16, 2000. All rights reserved.

Dining Out: The Fish House

Honestly fresh fish and shellfish served in a

theatrical

and somewhat noisy setting is what you’ll find at the Fish House,

Jim Hamilton’s newest restaurant recently opened in Lambertville.

Located in the middle of town, just off Bridge Street, next to the

canal, the Fish House is right in the swim of things, and making good

on its promise of fresh, top-quality seafood impressively prepared

to enhance but never mask inherent character.

Hamilton, a former Broadway scenic producer with credits that include

"Equus," "Hair," and the Ringling Brothers Circus,

strives to bring a bit of theater to his restaurant spaces. The Fish

House is designed to be more casual than his popular Hamilton’s Grill

Room. It bills its food as "no nonsense fish house fare,"

yet the quality of the dishes my companion and I enjoyed could readily

support a more elegant setting. Executive chef Paul Ripley, who has

been working in New York restaurants for a decade, was recruited from

the New York Yacht Club.

The most active theatrical element here is the kitchen, with a

two-story

dining room that wraps around it on all sides, with an open wood

grill,

raw bar, and a steaming system which, when opened, emits steam worthy

of Broadway’s best fog machine. Thus located at center stage, chef

and chef’s assistants work busily amidst a clatter of pots, pans,

and dishes. While this makes for a fascinating sight for the

downstairs

diners, the drawback is the big metal hood and venting ducts that

rise up through the space, accompanied by the persistent sound of

the fan. Even on a recent winter week night, the capacity crowd of

diners, many in groups of four and six, had to raise their voices

above the ambient noise.

The upstairs dining-room, set off by a 40-foot-long mural in pleasing

underwater tones, would seem to offer a quieter locale, particularly

for couples. An intriguing mural, inspired by Russian folk art and

painted on weathered boards by New York artist Ilia Barger, depicts

"The Marriage Ceremony of the Czar’s Daughter to Neptune."

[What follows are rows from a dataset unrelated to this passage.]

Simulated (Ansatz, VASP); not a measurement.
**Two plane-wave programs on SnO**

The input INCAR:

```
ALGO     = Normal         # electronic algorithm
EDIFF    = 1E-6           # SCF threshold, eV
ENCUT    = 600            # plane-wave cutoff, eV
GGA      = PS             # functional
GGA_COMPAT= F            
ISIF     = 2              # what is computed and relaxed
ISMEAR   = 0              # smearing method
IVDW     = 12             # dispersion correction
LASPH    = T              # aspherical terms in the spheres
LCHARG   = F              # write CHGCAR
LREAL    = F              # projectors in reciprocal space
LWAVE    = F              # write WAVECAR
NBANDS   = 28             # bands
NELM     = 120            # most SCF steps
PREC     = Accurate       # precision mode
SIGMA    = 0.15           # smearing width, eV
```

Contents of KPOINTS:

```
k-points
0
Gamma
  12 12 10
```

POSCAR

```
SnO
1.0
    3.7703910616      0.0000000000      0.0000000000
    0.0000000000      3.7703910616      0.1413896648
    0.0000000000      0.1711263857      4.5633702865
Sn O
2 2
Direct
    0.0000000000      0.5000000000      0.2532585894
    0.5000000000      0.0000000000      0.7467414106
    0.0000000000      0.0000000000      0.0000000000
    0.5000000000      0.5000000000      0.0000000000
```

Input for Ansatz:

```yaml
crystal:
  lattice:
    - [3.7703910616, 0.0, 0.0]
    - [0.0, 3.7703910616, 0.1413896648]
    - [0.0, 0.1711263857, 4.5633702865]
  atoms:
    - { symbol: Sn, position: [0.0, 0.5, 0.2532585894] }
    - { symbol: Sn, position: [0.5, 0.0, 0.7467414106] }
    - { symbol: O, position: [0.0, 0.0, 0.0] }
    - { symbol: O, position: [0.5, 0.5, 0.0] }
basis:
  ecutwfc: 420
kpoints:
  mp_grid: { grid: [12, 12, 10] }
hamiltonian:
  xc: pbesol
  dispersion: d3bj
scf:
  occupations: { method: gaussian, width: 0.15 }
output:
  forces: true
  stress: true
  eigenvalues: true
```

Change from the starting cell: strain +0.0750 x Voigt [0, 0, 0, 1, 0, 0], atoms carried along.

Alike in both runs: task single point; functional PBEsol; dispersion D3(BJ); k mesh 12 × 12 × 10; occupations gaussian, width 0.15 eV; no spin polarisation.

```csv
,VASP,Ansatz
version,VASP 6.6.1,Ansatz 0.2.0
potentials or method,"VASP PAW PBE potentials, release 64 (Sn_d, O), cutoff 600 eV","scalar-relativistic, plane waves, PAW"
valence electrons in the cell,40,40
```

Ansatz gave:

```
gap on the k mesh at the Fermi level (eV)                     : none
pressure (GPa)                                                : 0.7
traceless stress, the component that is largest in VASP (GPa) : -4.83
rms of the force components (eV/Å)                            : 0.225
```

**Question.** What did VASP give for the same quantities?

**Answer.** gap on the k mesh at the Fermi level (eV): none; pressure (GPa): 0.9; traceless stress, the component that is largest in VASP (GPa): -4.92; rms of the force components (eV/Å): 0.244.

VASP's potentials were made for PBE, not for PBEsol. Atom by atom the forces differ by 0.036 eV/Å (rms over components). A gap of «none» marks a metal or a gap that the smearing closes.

Both daughter, surrounded by her attentive retinue, and czar, are

clearly visible, although I never located Neptune amidst the Russian

fur.

Greeting every diner who enters the Fish House is a

glass case filled with an array of seafood on ice that serves double

duty as a retail counter and a preview of things to come. Yes, the

scallops (at $18 per pound) looked just as good here as they proved

on the plate in the form of one of the evening’s entree specials,

Curry Seared Sea Scallops.

Settling into our downstairs table for two about eight feet from the

chef’s serving station, we were offered a selection of appetizers,

priced from $3.75 to $8, that included a special pan roast soup of

scallops and oysters. A raw bar selection is also offered, as well

as seafood and green salads. The bucket of at least 20 large, plump,

tender steamed mussels ($7) selected by my partner would have

comfortably

served us both. My own house-smoked salmon, impressive and full of

character, was served simply on toasted French bread with a garnish

of red onion and creme fraiche ($7).

From a wide choice of entrees — nothing, by the way, is fried

here — my companion chose the Curry Seared Sea Scallops special.

Priced at $21, this dish was at the high end of the entrees. The

preparation

of six sea scallops, lightly dusted in a spice blend and topped with

a dab of pesto, was designed to place the big moist scallops squarely

at center stage. I was equally well pleased by my choice of a regular

menu item, Seared Cod with Ginger Glaze. Modestly priced at $12, this

dish provided a hearty serving of marvelously light, moist cod, with

a hint on crispness on the outside where it met the mild ginger glaze.

Both entrees were accompanied by a tasty mixture of rice, wild rice,

and beluga lentils, and the vegetable of the evening, roasted fennel,

a welcome palate cleanser.

Other entrees include lobster served "any way" at market

price,

a whole fish of the day, seared tuna, crab cakes, grilled Scottish

salmon, seafood pot pie, and a Fisherman’s Pasta plate topped with

eight varieties of fish and shellfish; the latter three all under

$15.

The small selection of homemade desserts included fresh peaches

poached

in Port wine, house special bread pudding, creme brulee, or a

flourless

chocolate cake topped with cream.

This restaurant is BYOB, with wine service at the table encouraged,

so come prepared.

The Fish House wall of giant stainless-steel fish scales, down which

water customarily cascades, was suffering from frozen pipes the

evening

we dined and non-functional. But this was one of the few flaws at

this new locale that provides a pleasing reminder that we do indeed

live on the Atlantic seaboard.

— Nicole Plett

The Fish House, 2 Canal Street, Lambertville,

609-397-6477.

Open seven days a week; retail fish market opens daily at 10 a.m.

Lunch served daily from 11:30 a.m. to 3 p.m. Dinner Monday to

Saturday,

5:30 to 10 p.m.; and Sunday, 5 to 9 p.m. BYOB.